OK bill would require home, private school students receiving tax credit to take standardized test

OKLAHOMA CITY (KFOR) — An Oklahoma bill would require students whose families receive public funds in return for sending their child to a private or home school to take the same standardized tests public school students are required to take to measure their performance.

House Bill 3585 would require any student attending a private school accredited by the Oklahoma State Board of Education, or any student “for whom a taxpayer has successfully claimed a tax credit pursuant to the Oklahoma Parental Choice Tax Credit Act” to take the same standardized tests as the law already requires Oklahoma public school students to take.

“We test every year in our public schools that we can look and see if we’re successfully or not educating these kids,” said the bill’s sponsor, State Representative Judd Strom (R-Bartlesville).

And with taxpayer dollars now being handed out to private school and homeschool families through Oklahoma’s Parental Choice Tax Credit, Strom says he wants to be able to see if the taxpayers supporting the program are getting a return on their investment.

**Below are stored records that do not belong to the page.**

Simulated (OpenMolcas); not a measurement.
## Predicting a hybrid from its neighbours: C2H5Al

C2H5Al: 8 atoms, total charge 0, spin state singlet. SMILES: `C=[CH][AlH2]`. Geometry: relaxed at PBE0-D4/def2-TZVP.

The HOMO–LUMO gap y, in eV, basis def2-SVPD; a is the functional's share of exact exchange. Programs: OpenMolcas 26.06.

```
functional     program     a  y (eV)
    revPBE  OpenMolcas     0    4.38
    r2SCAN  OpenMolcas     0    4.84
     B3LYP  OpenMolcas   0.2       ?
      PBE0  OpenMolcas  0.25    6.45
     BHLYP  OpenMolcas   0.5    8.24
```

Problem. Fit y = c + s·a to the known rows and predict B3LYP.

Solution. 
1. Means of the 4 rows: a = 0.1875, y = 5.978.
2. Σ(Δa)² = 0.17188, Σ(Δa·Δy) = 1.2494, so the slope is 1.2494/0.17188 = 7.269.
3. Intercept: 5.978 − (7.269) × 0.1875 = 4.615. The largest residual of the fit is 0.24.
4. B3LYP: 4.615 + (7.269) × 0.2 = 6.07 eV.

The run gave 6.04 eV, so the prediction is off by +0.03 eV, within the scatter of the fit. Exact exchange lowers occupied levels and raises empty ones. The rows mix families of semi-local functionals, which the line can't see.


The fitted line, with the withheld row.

“We, the legislature, devoted hundreds of millions of dollars resources over the next few years to the tax credit,” Strom said.

It’s why he says he introduced HB 3585.

“It simply gives us an opportunity to look on a year-by-year basis to see if we’re expending these resources… are they being spent well,” he said. “We need a metric to measure whether or not that’s a successful program, just like we do with any other appropriated dollar in the state of Oklahoma.”

The bill would not apply to private or home school students who do not take part in the tax credit program.

“And so I thought with this, really the very basic thing that we could do, was ask to assess reading and math and science only to kids that take this credit,” Strom said.

On the other side of things, are people like Tom Newell.

Newell is the vice president of the group ‘Yes, Every Kid,’ a national lobbying group pushing for public-funded school voucher and charter school programs across the country.

“You don’t need the state doing some kind of standardized tests that tell a parent whether their child is learning or not,” Newell said.

Strom told News 4 the bill would also serve to measure whether parents who receive the tax credit to pay for homeschooling expenses effectively put the money toward those expenses.

To that, Newell says he believes all parents should be trusted to use the funds they receive, without needing a safeguard from the state.  

“You’re making the assumption then that parents are just thieves, and they don’t want to educate their children and do what’s best for their children,” Newell said. “I think the parent gets to decide what an effective education is.”

Newell also said he’s concerned any requirement to measure a child’s academic performance—through a test or any other assessment—would deter families from taking part in the tax credit program, which he wants to see expanded.

“If we force every private school and even every home school curriculum to all look the same because they’re teaching to the test, then we’re taking that choice and those alternatives away from parents,” Newell said.

Strom says families would still receive their tax credit regardless of how their student scores on the test.

“This is not pass or fail,” Strom said. “There’s no there’s no punitive measure to this. There’s no clawback for where you measure with those scores or how you score.”

Strom maintains the bill’s only intention is to give the state data on how students whose families utilize the tax credit are performing in the same way as the state does for students in traditional public schools.

“It gives us the opportunity to compare apples to apples with state resources,” Strom said.